Rising prices have been criticized mainly because the surge in wages has not moved in step with the surge in commodity prices. The biggest problem in China is increasing the earnings of the lower-income bracket to help them make ends meet.

The government has made efforts to stabilize market prices to satisfy the basic household needs. It is estimated that commodity prices can be under control within a tolerable range.

But consumers in China should brace themselves for a continued rise in food prices. There will probably be more natural disasters and less planted farmland. Among consumer goods, agricultural prices will amplify the inflation rate. China's high consumer price index, the main gauge of inflation, was mainly due to a surge in food prices.

The rise in prices is the inevitable consequence of economic development. Although China's commodities prices are rising faster than before - but relative to international standards - it's not really that rapid. The cost of a piece of coriander in New York equals a bundle of coriander in Beijing. Different countries have also criticized the weak purchasing power of the yuan. Agriculture prices have been kept low for a long time, relative to domestic prices and tickets to tourist destinations. As the global economy recovers, international crude oil prices have been rising. The demand of refined fuel has exceeded supply, which caused transportation costs for agriculture products to spiral out of control. China cannot leverage farm subsidies on time, which have made agriculture products go up in price. China should either increase the prices of agriculture products in a rational range or subsidize farmers based on World Trade Organization convention.

Economic globalization has weakened the country's ability to control prices on its own. Global inflation brought on by the devaluation of the US dollar is exporting inflationary pressures on China. The weakening dollar triggers the relative growth on prices of commodities. The US was criticized for speeding up printing dollars by launching the second round of quantitative easing. This has affected China's pricing system. As its trade deficit with other countries increases, the US has pressured China to appreciate its currency. The US Federal Reserve bought more of its own bonds; China had to loosen its monetary policy to deal with it.

China has adopted a loose monetary policy with low interest rates and a massive credit increase. Investors' high expectations for a stronger yuan have lead to the international capital flow into China.
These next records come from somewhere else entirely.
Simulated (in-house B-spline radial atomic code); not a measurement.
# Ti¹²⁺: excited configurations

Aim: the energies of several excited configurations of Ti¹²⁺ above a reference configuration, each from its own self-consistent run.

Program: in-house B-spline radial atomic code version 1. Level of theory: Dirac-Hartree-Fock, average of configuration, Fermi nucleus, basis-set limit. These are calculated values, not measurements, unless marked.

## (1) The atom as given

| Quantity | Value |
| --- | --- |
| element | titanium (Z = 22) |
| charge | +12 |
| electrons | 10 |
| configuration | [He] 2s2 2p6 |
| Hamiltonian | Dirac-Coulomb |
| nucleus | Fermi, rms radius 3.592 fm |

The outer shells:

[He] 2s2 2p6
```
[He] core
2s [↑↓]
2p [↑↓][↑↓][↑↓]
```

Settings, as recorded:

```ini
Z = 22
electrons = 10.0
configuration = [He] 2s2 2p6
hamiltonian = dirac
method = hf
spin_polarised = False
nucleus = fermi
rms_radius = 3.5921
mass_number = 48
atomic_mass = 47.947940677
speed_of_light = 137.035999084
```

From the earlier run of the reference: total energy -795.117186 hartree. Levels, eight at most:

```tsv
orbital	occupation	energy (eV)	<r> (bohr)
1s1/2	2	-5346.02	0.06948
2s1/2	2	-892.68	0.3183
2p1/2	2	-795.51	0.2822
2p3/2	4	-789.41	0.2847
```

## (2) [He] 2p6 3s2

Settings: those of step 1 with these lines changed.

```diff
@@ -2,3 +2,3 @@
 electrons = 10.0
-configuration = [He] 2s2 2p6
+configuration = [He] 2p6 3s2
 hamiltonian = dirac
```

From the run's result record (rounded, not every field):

M2, a measure of broad money supply, has risen to 70 trillion yuan, twice the GDP. China has put a lot of money into the market, inevitably reducing the real purchasing power of the yuan.

The tough inflation situation in China requires attention. Although the rise is trending, there are still some artificial factors contributing to this new situation. The government should take steps to control prices within an acceptable range for Chinese households.